In turn, the results that were presented for the RMSE in Table 3 demonstrate that the uncertainties that were associated with the results obtained by the empirical models in the proposed application approach were adequate for the xSi, mSi, and CdTe technologies and are not very good for the CIGS technology. For this latter, these uncertainties were twice as high as that found for other technologies.
Moreover, the fact of the uncertainties that are associated with the results obtained for xSi technology are less than 5% and, for mSi and CdTe technologies, are close to this value, it is something to be commended. This uncertainty level is in agreement with the uncertainties that are typically seen in the measurements and it aligns with that verified for the performance models available in the literature [7,57,65,67,68].
Concerning the results presented for the RMSE in Table 3, it is also possible to verify that the uncertainties associated with the results that were obtained by the empirical models in the proposed application approach for the xSi, mSi, and CdTe technologies are approximately four or five times lower than the respective uncertainties that were verified by the interpolation method recommended by IEC 61853-3. This difference drops to two and a half times for CIGS technology, but it is still quite significant. Accordingly, these results confirm that the empirical models can obtain excellent quality results in the proposed application approach. In fact, their accuracy and robustness are incredibly superior to those from the verified interpolation method recommended by IEC 61853-3.
In this sense, it is pertinent to highlight that: (i) the empirical model that was proposed by King et al. [27] proved to be the most effective in representing PV modules for silicon technologies; (ii) the model proposed by Durisch et al. [29] for CdTe technology; and, (iii) the models proposed by Williams et al. [26] and Reich et al. [32] for CIGS technology. In turn, the model that was proposed by Rosell and Ibanez [28] proved to be the least effective for all PV technologies under study. Additionally, it is important to note that the empirical model that was proposed by Driesse and Stein [36] demonstrated a regular performance, although it was the only one that was developed when considering its application within the scope of the IEC 61853-1 matrix.
In view of these findings, some questions arise: “Do empirical models reach their full potential for representing PV modules in the proposed application approach?”; “Are the performance differences observed between PV technologies typical of the characteristics of the empirical models?”.
The answer to these questions can be found through Table 4, which presents an overview of the quality of the results that were obtained by each empirical model for each PV technology in the conventional application approach.
Hence, when comparing the results that were presented in Table 3 and Table 4 for R², it is possible to notice that the empirical models, when applied in the proposed approach, have their potential to represent the behavior of the PV modules minimally affected compared with what would be found via the conventional application approach. This situation indicates that the respective measurement matrices referring to IEC 61853-1 made available for the PV modules under study were sufficient for properly fitting the coefficients of the empirical models and, consequently, enabling their practical application in the representation of the PV modules. However, using this restricted number of operational records to determine the coefficients affects somewhat the other performance characteristics of the empirical models.

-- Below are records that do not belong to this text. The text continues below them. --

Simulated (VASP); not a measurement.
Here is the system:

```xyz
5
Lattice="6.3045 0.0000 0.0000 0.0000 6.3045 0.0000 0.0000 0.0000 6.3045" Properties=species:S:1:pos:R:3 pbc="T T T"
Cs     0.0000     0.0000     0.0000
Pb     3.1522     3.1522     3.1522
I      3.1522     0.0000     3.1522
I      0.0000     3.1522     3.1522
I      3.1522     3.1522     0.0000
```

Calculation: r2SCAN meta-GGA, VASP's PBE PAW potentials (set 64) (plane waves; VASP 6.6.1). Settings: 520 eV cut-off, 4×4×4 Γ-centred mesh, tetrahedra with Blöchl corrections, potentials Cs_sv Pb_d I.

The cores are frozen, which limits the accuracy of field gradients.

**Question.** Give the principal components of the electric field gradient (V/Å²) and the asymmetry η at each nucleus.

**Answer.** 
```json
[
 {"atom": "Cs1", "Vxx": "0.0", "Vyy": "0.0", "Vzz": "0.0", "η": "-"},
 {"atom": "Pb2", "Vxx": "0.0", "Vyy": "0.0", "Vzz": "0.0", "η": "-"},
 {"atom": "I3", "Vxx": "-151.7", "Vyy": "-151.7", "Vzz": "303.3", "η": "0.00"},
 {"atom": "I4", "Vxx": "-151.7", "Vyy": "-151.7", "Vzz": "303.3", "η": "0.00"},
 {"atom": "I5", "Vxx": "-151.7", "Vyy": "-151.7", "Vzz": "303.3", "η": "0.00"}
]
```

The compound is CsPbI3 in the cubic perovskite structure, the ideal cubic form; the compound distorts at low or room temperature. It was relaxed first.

The results that are presented for the MBE in Table 3 and Table 4 demonstrate that originally most empirical models do not present an average tendency as those verified in the proposed application approach. Indeed, the models that were proposed by Taylor [23], Ransome et al. [35] (both variations), and Driesse and Stein [36] stand out for their good balance. The maximum power output values eventually overestimated by them are precisely opposed to the maximum power output values eventually underestimated so that no clear trend, or, in other words, no systematic error is verified in their results for the case of the conventional application approach.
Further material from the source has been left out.